Level II scour analysis for Bridge 29 (HARDTH00310029) on Town Highway 31, crossing the Lamoille River, Hardwick, Vermont

This report provides the results of a detailed Level II analysis of scour potential at structure
HARDTH00310029 on town highway 31 crossing the Lamoille River, Hardwick, Vermont
(figures 1–8). A Level II study is a basic engineering analysis of the site, including a
quantitative analysis of stream stability and scour (U.S. Department of Transportation,
1993). Results of a Level I scour investigation also are included in Appendix E of this
report. A Level I investigation provides a qualitative geomorphic characterization of the
study site. Information on the bridge, gleaned from Vermont Agency of Transportation
(VTAOT) files, was compiled prior to conducting Level I and Level II analyses and is
found in Appendix D.

The site is in the New England Upland section of the New England physiographic province
of north-central Vermont. The 64.4-mi²
drainage area is in a predominantly rural basin. In
the vicinity of the study site, the surface cover is pasture except for the immediate
downstream channel banks and the downstream left overbank which are brush covered.

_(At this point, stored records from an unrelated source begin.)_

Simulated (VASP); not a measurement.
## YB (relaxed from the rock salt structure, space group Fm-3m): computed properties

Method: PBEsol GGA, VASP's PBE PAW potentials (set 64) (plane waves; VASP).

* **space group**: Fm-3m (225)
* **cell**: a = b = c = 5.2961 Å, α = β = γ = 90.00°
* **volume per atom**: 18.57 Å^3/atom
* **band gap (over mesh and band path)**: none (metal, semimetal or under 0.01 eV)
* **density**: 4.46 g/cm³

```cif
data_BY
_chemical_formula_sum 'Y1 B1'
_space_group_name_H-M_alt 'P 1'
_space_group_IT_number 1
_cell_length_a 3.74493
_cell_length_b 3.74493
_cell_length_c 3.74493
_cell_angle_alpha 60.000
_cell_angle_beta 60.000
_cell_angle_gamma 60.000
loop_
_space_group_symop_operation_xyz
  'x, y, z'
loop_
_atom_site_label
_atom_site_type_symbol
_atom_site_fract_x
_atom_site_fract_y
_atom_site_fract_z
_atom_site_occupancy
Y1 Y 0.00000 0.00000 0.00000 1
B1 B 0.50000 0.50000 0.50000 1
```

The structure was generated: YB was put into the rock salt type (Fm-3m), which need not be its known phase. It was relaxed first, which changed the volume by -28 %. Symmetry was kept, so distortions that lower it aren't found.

In the study area, the Lamoille River has a sinuous channel with a slope of approximately
0.001 ft/ft, an average channel top width of 84 ft and an average channel depth of 4 ft. The
predominant channel bed materials are cobble and gravel with a median grain size (D₅₀) of
36.1 mm (0.119 ft). The geomorphic assessment at the time of the Level I and Level II site
visit on July 26, 1995, indicated that the reach was stable.

The town highway 31 crossing of the Lamoille River is a 65-ft-long, one-lane bridge
consisting of one 61-foot steel-beam span (Vermont Agency of Transportation, written
communication, March 27, 1995). The bridge is supported by vertical, stone abutments with
wingwalls. The right abutment has a concrete facing and a concrete subfooter. The channel
is skewed approximately 5 degrees to the opening while the opening-skew-to-roadway is 0
degrees. Additional details describing conditions at the site are included in the Level II
Summary and Appendices D
and E.

Scour depths and rock rip-rap sizes were computed using the general guidelines described
in Hydraulic Engineering Circular 18 (Richardson and others, 1995). Total scour at a
highway crossing is comprised of three components: 1) long-term streambed degradation;
2) contraction scour (due to accelerated flow caused by a reduction in flow area at a bridge)
and; 3) local scour (caused by accelerated flow around piers and abutments). Total scour is
the sum of the three components. Equations are available to compute depths for contraction
and local scour and a summary of the results of these computations follows.

Contraction scour for all modelled flows ranged from 0.0 to 2.7 ft. The worst-case
contraction scour occurred at the 500-year discharge. Abutment scour ranged from 10.3 to
18.6 ft. The worst-case abutment scour occurred at the 100-year discharge at the right
abutment. Additional information on scour depths and depths to armoring are included in
the section titled “Scour Results”. Scoured-streambed elevations, based on the calculated
scour depths, are presented in tables 1 and 2. A cross-section of the scour computed at the
bridge is presented in figure 8. Scour depths were calculated assuming an infinite depth of
erosive material and a homogeneous particle-size distribution.

It is generally accepted that the Froehlich equation (abutment scour) gives “excessively
conservative estimates of scour depths” (Richardson and others, 1995, p. 47). Usually,
computed scour depths are evaluated in combination with other information including (but
not limited to) historical performance during flood events, the geomorphic stability
assessment, existing scour protection measures, and the results of the hydraulic analyses.
Therefore, scour depths adopted by VTAOT may differ from the computed values
documented herein.